The headteacher of a school embroiled in a row over uniform rules that alienated Muslim and black pupils backed down after protests by pupils.
Hundreds of pupils from Pimlico Academy in central London walked out of classes on Wednesday over a series of complaints, including an edict last year that hijabs worn by students “should not be too colourful”. Black students were angered by a policy that banned hairstyles that "block the view of others".
The headteacher Daniel Smith wrote to parents in an attempt to defuse the row as teachers at the school passed a motion of no confidence in his stewardship.
A stipulation that headscarves should completely cover the hair was removed, along with a demand that they should be "conventional and understated in style", London's Evening Standard newspaper reported.
It said the new policy called for "conventional" hair-styling but removed the reference to blocking views.
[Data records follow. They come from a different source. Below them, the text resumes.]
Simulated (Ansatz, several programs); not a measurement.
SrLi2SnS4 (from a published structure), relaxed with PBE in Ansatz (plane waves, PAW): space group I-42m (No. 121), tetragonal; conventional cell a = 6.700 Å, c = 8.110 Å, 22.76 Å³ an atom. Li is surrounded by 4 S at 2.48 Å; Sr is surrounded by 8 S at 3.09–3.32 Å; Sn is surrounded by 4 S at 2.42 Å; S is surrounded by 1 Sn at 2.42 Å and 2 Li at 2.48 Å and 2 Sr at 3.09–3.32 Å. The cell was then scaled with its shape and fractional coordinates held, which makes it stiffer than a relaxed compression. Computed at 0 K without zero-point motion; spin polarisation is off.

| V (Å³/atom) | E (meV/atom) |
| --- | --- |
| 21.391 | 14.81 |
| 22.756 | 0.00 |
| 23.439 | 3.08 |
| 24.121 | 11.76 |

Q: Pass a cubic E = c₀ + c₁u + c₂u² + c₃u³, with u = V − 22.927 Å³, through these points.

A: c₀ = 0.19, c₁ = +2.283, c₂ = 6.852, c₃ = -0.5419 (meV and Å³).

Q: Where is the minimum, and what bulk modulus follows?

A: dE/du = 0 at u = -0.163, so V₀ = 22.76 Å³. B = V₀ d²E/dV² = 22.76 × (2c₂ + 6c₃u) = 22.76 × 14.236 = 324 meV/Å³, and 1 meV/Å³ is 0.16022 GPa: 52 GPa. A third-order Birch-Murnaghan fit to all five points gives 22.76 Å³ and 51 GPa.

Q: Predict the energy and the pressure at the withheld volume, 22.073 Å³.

“Our students are bright, courageous, intelligent young people, passionate about the things that matter to them and acutely attuned to injustice,” Mr Smith said. “I admire them hugely for this though I regret that it came to this.”
Tension came to a head this week when students walked out and left the school sign plastered with stickers that read “Decolonise education” and “Fight racism and fascism”.
Phone camera footage showed hundreds of students taking part in the protest and chanting, “We want change”. Police kept a low-key presence on the school grounds.
Union officials said Mr Smith took over as principal at Pimlico Academy in September last year and the entire senior leadership team has since quit.
The school, which teaches more than 1,000 students aged 11 to 18, was given the highest “outstanding” rating at its last inspection in 2010. Situated a short walk from the Houses of Parliament, the school has been a high-profile focus of efforts to improve the life chances of pupils from disadvantaged backgrounds.
But the National Education Union said they suspected “serious failures of management which are bringing the school into disrepute” and will press ahead with plans to vote on strike action.
Pauline Buchanan, an NEU official for London, said the staff backed the student demonstrations. “Members have not taken this decision lightly … members have strongly expressed their solidarity with students' concerns and their desire for an anti-racist school,” she said.
Tension is also simmering over pupils' anger at a lack of recognition of the Black Lives Matter movement.
A Union flag raised outside the school was ripped down by pupils and set alight in September last year, the Guardian newspaper reported.
The flag was removed pending a review after complaints that it failed to reflect the cultural diversity at the school. Racist graffiti was photographed on the walls near the school.
Future Academies, which runs the school, said it was working to address the concerns of parents and pupils.
"It is with regret that these matters have come to a head in such a public way. We want to take this opportunity to reassure parents that this is an isolated event, and we are working to resolve the issues raised.”
One mother, who gave her name only as Dee, said the headteacher needed to make changes to the uniform policies or “he needs to hand in his notice and get someone in that’s going to do a decent job to make our children feel confident about going to school”.
“What parent wants to hear their kids don’t want to go to school as it’s like a prison? That’s ridiculous, we’re in 2021.”